I just want to mention a basic concept in electromagnetism because some people in the forum may not be aware of it and it should demistify the voltage waveforms that you observe from your convertor coils.

A coil will react to changes in the magnetic flux passing through the cross-sectional area of the coil and generate voltage across the unloaded coil terminals in response. If the coil is shorted then it will generate a current in response. The instant there are no changes in magnetic flux the response from the coil disappears and becomes zero.

To put it in more precise terms for the open-terminal voltage case: The voltage generated by a coil will be proportional to the inductance of the coil times the rate of change of magnetic flux going through the coil with respect to time. This is a very important concept and is worthwhile thinking about.

A week ago we discussed a converter waveform and how it was non-sinusoidal. Imagine a simplified case where the magnetic flux path has a cross-sectional area that is a perfect circle of uniform density and the coil corss-section is also a perfect circle the same size.

So you have a circular "pipe" of magnetic flux that is passing across a circular coil "receptor". You can imagine something akin to a total eclipse of the sun by the moon, where the moon is the magnetic flux "piple" and the sun is the coil. The area of the overlap would be equivalent to the amount of flux going through the coil.

When they first touch, only a small area overlaps, and therefore the rate of change of magnetic flux the coil "sees" at the beginning is very small. Since the amount of flux going through the coil is directly proportional to the overlap area, let's just use area to make it easier to visualize.

So the rate of change of overlap area with respect to time starts out slowly, and as the two circles continue to overlap, the rate of change of overlap area with respect to time starts to increase. At a certain point the rate of change of area reaches a peak, then after that it starts to decrease. When the two circles are perfectly lined up (i.e.; TDC or a "full eclipse") then for a brief moment the rate of change of overlap area with respect to time is zero. That's the zero cross point in the voltage waveform. Then as the "moon" continues moving past the "sun" the whole process repeats itself, but now the rate of change of area overlap with respect to time is negative.

If you go back to those scope waveforms, that is exactly what you are seeing. You really have to think hard and visualize it, to corelate the rate of change of overlap area with respect to time with the scope traces.
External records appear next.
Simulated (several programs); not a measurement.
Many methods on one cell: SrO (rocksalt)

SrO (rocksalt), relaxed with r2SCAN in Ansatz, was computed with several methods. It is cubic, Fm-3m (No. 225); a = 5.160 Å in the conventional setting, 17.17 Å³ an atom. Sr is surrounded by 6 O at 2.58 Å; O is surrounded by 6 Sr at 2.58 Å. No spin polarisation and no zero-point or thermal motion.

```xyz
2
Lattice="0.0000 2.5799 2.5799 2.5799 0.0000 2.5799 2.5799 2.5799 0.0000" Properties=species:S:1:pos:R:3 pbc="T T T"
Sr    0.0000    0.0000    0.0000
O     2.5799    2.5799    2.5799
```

Some of you may be familiar with the equation for the voltage across a coil, v = L di/dt. This is essectially the same thing. "di/dt" is the rate of change of current with respect to time. For the generator (convertor) case, the equivalent to current is simply the magnetic flux density times the overlap area with the coil. Therefore the rate of change of overlap area with respect to time is the essentially the same as the rate of change of current with respect to time. In both cases you get voltage across the coil.

This might help: You are in a car with your eyes clossed. The car's speed is equivalent to the flowing current. If the current starts to increase, it's like the car is starting to accelerate. The force you feel on your body when the car is accelerating is equivalent to the voltage generated by the coil. (Force = mass x acceleraton, and acceleration is change in velocity with respect to time, therefore force = mass x change in velocity with respect to time. Voltage = Inductance x change in current with respect to time.)

v = L di/dt also explains the collapsing field spike that you get from a coil in a Bedini motor. When the transistor switches off abruptly, di/dt gets very very large, and therfore the voltage across the coil gets very very high.

Some of you may be tempted to say, "This doesn't apply for this unconventional setup" and I can assure you that would be a very unwise way of thinking. For every person that uploads scope shots of their waveforms and pictures of their setups, you should be able to see how the scope shots relate back to the actual physcial build. By the same token, like I said before, you can simply look at how a convertor is built, look at the cross-sectional shape of the magnetic flux path, look at the cross-sectional shape of the coils, and look at the speed of the "fly by" between the magnetic flux path and the coils to make an estimate of what the voltage waveform from the convertor will look like before you even see it.

In all likelyhood, every Kromrey convertor will react as desribed above without exception. Finally, if you understood all of the above then it should not be a surprise to observe increasing voltage output from the coils when the RPM increases.